Women’s March: Making a Mistake Does Not Make You a Bad Person
Feature Image: REUTERS/Shannon Stapleton
I love unity and optimism and joy. I love it that the women’s march was such a large, worldwide event that touched the imaginations of so many different kinds of folks. I loved it all. I loved the cute pussy hats, I loved the biting signage as much as I loved the hopeful ones. People showed up. People supported. People were united. For those of us that attended and experienced the high of engaged community, nothing can take away the beautiful memory of that day. We can draw on its strength moving forward, and know that we are not alone.
there were also people who attended the march, that didn’t feel the same joy, the same unity, the same community. They felt sadness. Alienation. Solitude. Fear. They felt silenced and sometimes even disrespected. Some even felt attacked or violated. I’m not talking about neo-nazis, conservatives, Trump supporters, or the “alt-right”. I’m talking about people that will suffer the most under a fascist government: trans folks, non-binary folks, people of colour, disabled people, sex workers, undocumented people, native people. Many of these folks did not even attend the march at all, because they could not because of physical challenges not addressed by march organizers, danger to their safety, or the emphasis on “pussy” as a symbol for “woman”.
Some of these people have spoken out about the reasons they felt excluded or uncomfortable.
And their voices have not been generally welcomed, on the forums that I have witnessed and participated in.
Susan B. Anthony, white women’s suffragist, had a chance to remain in solidarity with black people in the US. It would have delayed the success of the women’s suffragist movement. Instead, Susan B. Anthony decided to throw black people under the bus, in order to expedite the right of white women to vote. She said, “I will cut off this right arm of mine before I will ever work or demand the ballot for the Negro!”

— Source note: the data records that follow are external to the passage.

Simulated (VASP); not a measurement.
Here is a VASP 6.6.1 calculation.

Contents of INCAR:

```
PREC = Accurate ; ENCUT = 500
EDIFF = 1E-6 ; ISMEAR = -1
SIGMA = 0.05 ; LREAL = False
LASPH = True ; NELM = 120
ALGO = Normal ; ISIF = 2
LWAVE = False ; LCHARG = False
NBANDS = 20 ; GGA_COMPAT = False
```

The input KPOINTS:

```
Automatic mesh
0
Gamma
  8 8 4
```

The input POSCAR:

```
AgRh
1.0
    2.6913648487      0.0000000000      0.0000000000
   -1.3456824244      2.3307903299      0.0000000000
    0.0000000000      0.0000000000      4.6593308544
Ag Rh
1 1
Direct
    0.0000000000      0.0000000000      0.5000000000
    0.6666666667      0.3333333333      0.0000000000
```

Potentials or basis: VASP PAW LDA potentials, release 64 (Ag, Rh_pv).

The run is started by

There are other micro and macro examples of white women, especially, taking rights and privileges at the expense of solidarity with other marginalized groups, throughout the history of the US and Canada. When people talk about “white feminism”, that is what they are talking about. That is why there is so much distrust for white women right now. WE EARNED OUR UNTRUSTWORTHINESS, AS A GROUP. Throughout history, white women as a group have abandoned other marginalized groups for our own benefit. This is why intersectionality is so important moving forward. We, as a group, may be able to forge ahead faster if we don’t have to worry about the rights of “other” groups. It’s easier to get policy changes, public support, funding, and jobs with good salaries, if we don’t challenge status quo and others’ thinking too much. If someone doesn’t believe a trans woman is a woman, and wants to grant only cis women a certain legal right or privilege, will we take that right/privilege, or stand with our trans sisters, delaying the acquisition of rights/privileges until it is gained for ALL women and non-binary folks? This is just one example of intersectional feminism: we don’t believe that women’s rights are truly women’s rights unless they include ALL women.
When white women diminish or dismiss the voices of marginalized people in favour of their own feelings of having done something good, exciting, joyful, and wanting to continue to believe in their own goodness, they are continuing a historical trend of white women prioritizing their feelings, rights, and privileges above other marginalized folks’. All we would need to do to make sure history does not repeat itself in this way is learn the word, “Oops.” If someone points out that we kinda messed up and got overzealous with the pink pussy thing? If someone says they felt hurt or excluded? If someone points out a way in which we could have done better? It might hurt. Sometimes it hurts to realize we’ve hurt someone or done something wrong. But we can learn to say “oops”. We can learn to say “sorry, I’ll try better next time.” That’s really all that’s required. We don’t have to flog ourselves, feel guilty, feel shame, or get defensive. We don’t have to say #notallwhitewomen. We don’t have to apologize for something we didn’t do, or think we are a bad person for making a mistake.